There is much in what you write with which I agree, but I shall confine my remarks to the areas in which we probably disagree.

"When it comes to subsidies, a question could be: why subsidize solar power and wind power, but not biofuels?"

All three technologies have been labeled "renewable", but the "renewable" content of each differs considerably. Moreover, while the renewable content comes essentially free in the case of solar and wind power, there is often a substantial opportunity cost to diverting the renewable component, biomass, to the production of fuels. And, as we have seen recently, in the short-term stimulating biofuel production can actually lead to higher production costs, by helping to drive up the price of its feedstock (80% of the cost of production in the case of biodiesel). That stands in contrast with the rationale that has been used to subsidize solar power and wind power, which is that learning-by-doing and increasing the scale of production and deployment can be expected to push down costs, which it has.

Just as, or perhaps more, important than whether a technology is subsidized is how it is subsidized. The method of subsidizing solar and wind power plants, and electricity generated by those plants, has differed in important ways from that used to support biofuels. Government expenditures on R&D, and capital grants and tax credits for construction of plants, have been common forms of support provided to all three technologies. But production incentives for solar and wind-powered electricity have much more often been created through cross subsidies within the market for electricity -- e.g., through differential tariffs. That at least internalizes the higher cost among electricity consumers.

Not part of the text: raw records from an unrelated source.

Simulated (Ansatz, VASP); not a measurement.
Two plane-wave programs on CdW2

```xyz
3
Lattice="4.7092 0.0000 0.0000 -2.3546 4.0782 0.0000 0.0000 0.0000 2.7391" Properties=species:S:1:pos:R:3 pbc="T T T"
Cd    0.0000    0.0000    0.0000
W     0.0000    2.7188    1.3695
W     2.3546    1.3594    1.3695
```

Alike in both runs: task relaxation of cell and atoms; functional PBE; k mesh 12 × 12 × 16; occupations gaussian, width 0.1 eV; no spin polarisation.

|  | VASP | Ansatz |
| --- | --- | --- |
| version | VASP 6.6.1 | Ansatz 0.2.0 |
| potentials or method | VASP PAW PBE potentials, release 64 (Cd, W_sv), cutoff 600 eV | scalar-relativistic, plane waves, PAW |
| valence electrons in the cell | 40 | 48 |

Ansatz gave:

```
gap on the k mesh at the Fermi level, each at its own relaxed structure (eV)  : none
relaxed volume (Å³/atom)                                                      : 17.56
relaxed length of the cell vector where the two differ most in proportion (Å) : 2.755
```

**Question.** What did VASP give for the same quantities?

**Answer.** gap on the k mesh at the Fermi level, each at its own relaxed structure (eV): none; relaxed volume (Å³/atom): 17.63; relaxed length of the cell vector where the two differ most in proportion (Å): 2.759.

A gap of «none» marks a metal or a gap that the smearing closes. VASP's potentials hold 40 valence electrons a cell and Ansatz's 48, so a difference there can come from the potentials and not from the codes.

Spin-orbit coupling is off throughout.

In the case of biofuels, the bulk of support has come from taxpayers. That means, in effect, that governments are subsidizing transport fueled by the internal combustion engine. Many transport economists, I think, would question whether doing that is the most cost-effective way to reduce petroleum use or greenhouse gases.

"Contrary to solar, wind, nuclear, hydro and all other renewables, bioenergy coupled to carbon capture and storage (CCS) results in negative emissions."

Well, that's great -- or, I should say, that would be great. But since there are no commercial bio-energy plants coupled to carbon capture and storage existing at the moment, and unlikely to be for several years, that's hardly an argument for continuing current borad-based, production-related subsidies for biofuels (not that I think you are suggesting that). Putting a price on carbon emissions would help spur this technology immensely, I should think.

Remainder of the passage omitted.